Thomas Scripps
Teachers have voted overwhelmingly for strike action over pay and pensions at conferences of the National Education Union (NEU) and the National Association of Schoolmasters Union of Women Teachers (NASUWT) held last weekend.
Members of the Education Institute of Scotland (EIS), the largest Scottish education union, have meanwhile rejected a derisory 3 percent pay rise offer and given the union a mandate to ballot for industrial action.
Representing the vast majority of teachers in the UK, the votes are a response to the catastrophic conditions prevailing in primary and secondary schools across the country.
The action must be seen as part of a struggle of educators across four continents that are in conflict with governments attempting to impose massive cuts to their livelihoods and increase workloads. This week strikes by teachers erupted in the US states of Oklahoma and Kentucky, following those last month in West Virginia and Arizona.
In the UK, most teachers’ pay has fallen by up to 20 percent in real terms since 2010, thanks to a 1 percent maximum pay rise cap fixed by the government for the last seven years—the cap was scrapped this year in Scotland.
This has exacerbated the attack on pensions made in 2015, when teachers were switched from a final salary to a less generous career average scheme. Their retirement age was also raised to 68.
Cuts to pay and pensions have been imposed in the context of a staggering increase in workloads. According to a survey carried out by the Guardian in 2016, roughly three in five teachers were working more than 55 hours a week, with nearly a third working more than 60 hours a week. Much of this is unpaid overtime.
Opposing this, delegates at the NEU supported a call for the removal of a clause in the Schools Teachers Pay and Conditions Document that demands teachers must work “such reasonable hours as needed” in discharging their duties.

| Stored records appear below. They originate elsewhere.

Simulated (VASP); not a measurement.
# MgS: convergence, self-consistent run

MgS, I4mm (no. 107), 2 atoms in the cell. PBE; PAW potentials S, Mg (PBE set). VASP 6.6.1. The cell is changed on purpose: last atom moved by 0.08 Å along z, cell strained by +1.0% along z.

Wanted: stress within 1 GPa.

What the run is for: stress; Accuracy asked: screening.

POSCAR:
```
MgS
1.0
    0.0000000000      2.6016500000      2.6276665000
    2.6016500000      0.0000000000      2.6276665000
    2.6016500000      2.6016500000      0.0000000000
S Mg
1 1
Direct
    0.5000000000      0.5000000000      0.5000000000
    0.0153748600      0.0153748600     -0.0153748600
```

The sector is suffering a severe staffing shortage. A report by the Public Accounts Committee in January found the number of qualified teachers exiting the profession for reasons other than retirement increased from 6 percent of the workforce in 2011 to 8 percent in 2016. The number of secondary school teachers has fallen by nearly 11,000 since 2010.
This has seen class sizes increase across the country, adding yet more work for those who remain in the profession.
This is part of a broader crisis in primary and secondary schooling, itself the product of government education cuts, of the social breakdown produced by austerity measures generally and of the introduction of private interests into the schools sector.
According to the Institute for Fiscal Studies (IFS), schools will have suffered a 4.6 percent real terms cut in budgets between 2015 and 2020.
Teachers are paying out of their own pockets to fill the gaps, with 94 percent of respondents to a Times Educational Supplement survey saying they are having to buy stationery items, books, art materials and storage equipment.
The current level of funding is leaving many schools unable to provide the most basic levels of educational provision, as they are also dealing with the consequences of other cuts to social care and benefits. Figures from the Child Poverty Action Group (CPAG) found that 60 percent of teachers felt child poverty in schools had gotten worse since 2015 and 55 percent thought free school meal provision did not come close to meeting the needs of poorer pupils. Half those surveyed said their school offered anti-poverty services like food and clothes banks or emergency loans.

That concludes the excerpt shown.